In Houston, where the homeless population has been steadily declining for years, volunteers conducted in-depth surveys with individuals instead, using tablets to log information into an online system that prioritizes the most vulnerable for housing, Houston Public Media reported.

While in past years the count took place in a single night, this year volunteers spent three days asking homeless individuals about their age, health and housing history. The online system then ranked respondents on a scale of 1 to 10, indicating how vulnerable they are to not surviving if they remain on the street.

Volunteers conducted 40 on-the-spot assessments. All of those respondents are now on a waiting list for housing.

“And with this data, we will know people by name to be able to really check off the list of, yes, these are the people who are considered chronically homeless, and we know where all of them are sleeping,” Marilyn Brown, the president of the Coalition for the Homeless of Houston and Harris County, told Houston Public Media.

HUD mandates that cities report their sheltered homeless population every year, and unsheltered only on odd years, but many choose to count the unsheltered each year anyway. The survey helps cities track how well efforts to alleviate homelessness are working, and determines how much federal funding local programs will receive.

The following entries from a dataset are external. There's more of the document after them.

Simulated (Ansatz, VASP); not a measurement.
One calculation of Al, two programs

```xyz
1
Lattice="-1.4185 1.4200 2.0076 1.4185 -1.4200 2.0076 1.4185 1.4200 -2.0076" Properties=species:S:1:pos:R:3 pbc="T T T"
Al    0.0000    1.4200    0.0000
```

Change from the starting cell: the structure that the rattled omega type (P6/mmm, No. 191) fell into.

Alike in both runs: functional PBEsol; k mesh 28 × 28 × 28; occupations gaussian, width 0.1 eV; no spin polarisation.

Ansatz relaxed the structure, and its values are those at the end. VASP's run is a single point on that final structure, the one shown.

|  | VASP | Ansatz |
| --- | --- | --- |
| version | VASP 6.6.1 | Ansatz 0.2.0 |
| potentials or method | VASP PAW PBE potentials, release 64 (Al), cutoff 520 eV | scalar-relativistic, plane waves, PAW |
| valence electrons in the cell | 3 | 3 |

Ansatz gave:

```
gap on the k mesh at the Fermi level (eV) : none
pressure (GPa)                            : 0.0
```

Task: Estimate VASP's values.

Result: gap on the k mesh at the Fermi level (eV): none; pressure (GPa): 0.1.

Houston has made great strides in reducing homelessness in recent years, particularly among veterans. Last year volunteers counted 4,609 sheltered and unsheltered homeless individuals, a drop of more than 700 since 2014.

Houston won’t release 2016’s numbers until this summer, but many early reports in other cities have shown homeless populations increasing. Seattle’s One Night Count tallied a record number of homeless in the city for the third year in a row. According to Real Change News, volunteers counted 4,505 unsheltered people — a 19 percent increase from last year.